Producer prices were flat as was the US dollar index, but that didn’t stop a determined seller from pushing gold prices down this morning.
What is driving the selling pressure?
Most traders are paid to execute orders to maximize value. That is to say, if you are selling a commodity you want to sell it for the highest price (or short it at the highest price) to maximize your profits.
What we’ve seen within the last several years is the opposite of that. Regular dumping of gold (and silver) futures contracts with heavy volume at the lowest prices. Huge lots executed at once — rather than distributed over the course of a day to achieve a volume average weighted price.
Are prices being fixed?
This leads the gold investing community to believe that there is malicious manipulation underway in these markets. And with just about every other market in the world having been proven to be manipulated, such as LIBOR, foreign exchange, bonds, equities and other commodities — perhaps, just perhaps it’s not too paranoid of a theory after all.
A reason to sell so many contracts in to the market at once would be to push price down through sell stop orders.
This action forces prices even lower and pushes many out of long positions.

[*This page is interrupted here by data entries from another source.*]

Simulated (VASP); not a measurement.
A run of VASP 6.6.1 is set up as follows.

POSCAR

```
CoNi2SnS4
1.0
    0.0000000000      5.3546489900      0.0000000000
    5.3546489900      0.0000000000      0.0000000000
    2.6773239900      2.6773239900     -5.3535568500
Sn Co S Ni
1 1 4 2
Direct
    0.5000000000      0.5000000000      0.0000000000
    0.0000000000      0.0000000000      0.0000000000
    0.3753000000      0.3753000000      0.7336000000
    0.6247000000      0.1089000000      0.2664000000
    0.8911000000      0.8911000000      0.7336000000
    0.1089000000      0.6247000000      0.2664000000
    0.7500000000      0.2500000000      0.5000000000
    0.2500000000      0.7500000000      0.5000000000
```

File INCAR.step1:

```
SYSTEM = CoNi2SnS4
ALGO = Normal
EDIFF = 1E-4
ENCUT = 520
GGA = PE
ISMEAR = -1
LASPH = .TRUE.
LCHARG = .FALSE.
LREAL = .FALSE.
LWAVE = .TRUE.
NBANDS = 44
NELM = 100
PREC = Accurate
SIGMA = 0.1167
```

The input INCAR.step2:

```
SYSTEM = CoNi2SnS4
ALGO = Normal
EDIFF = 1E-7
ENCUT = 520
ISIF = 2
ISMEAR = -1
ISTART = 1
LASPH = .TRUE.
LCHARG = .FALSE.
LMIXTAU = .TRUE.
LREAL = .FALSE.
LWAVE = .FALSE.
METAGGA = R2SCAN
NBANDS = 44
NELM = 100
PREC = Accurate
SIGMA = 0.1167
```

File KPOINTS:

Only the people pushing the sell button truly know their own intentions (or that of the institution they are employed by). An outside observer of these markets is forced to draw their own conclusions.
How can so many claim to own the same gold?
The ratio of futures contracts to ounces of physical gold at the COMEX has risen to the highest levels on record. Last checked, it was closing in on 250 gold futures claims per ounce of physical gold actually available. This means that should there be a large demand for COMEX gold delivery, there may not be the gold available to fulfill the order — necessitating a cash settlement.
If one was seeking delivery to obtain physical metal for storage, this would force that party to seek gold elsewhere as soon as possible with that settled cash. And given that so many parties seem to have claims on the same ounces of gold, that could prove to be an interesting setup for a phenomenal short squeeze that drives prices much, much higher.
Potential scenarios for the continued decline.
How this particular situation resolves remains a mystery, but I am inclined to speculate that we have two possible scenarios that could play out:
1: We are witnessing the beginning of the one of the greatest deflationary collapses the world has ever seen, as evidenced by commodity prices imploding, China’s economy in serious decline and recent volatility in equity markets. If this is the case then it will be difficult to find a safe home for one’s money almost anywhere.
2: The precious metals markets’ prices are being guided lower in order to reduce the bid for what were once considered safe haven assets by many. Eventually, if such a scheme is underway, it will unravel with prices going much higher.
Which of these scenarios is playing out remains to be realized.
The former means the global markets are coming unglued at the seams and the global economy is crushed. The latter would indicate that certain parties are concerned that a higher gold price could reduce confidence in other markets such as stocks and bonds.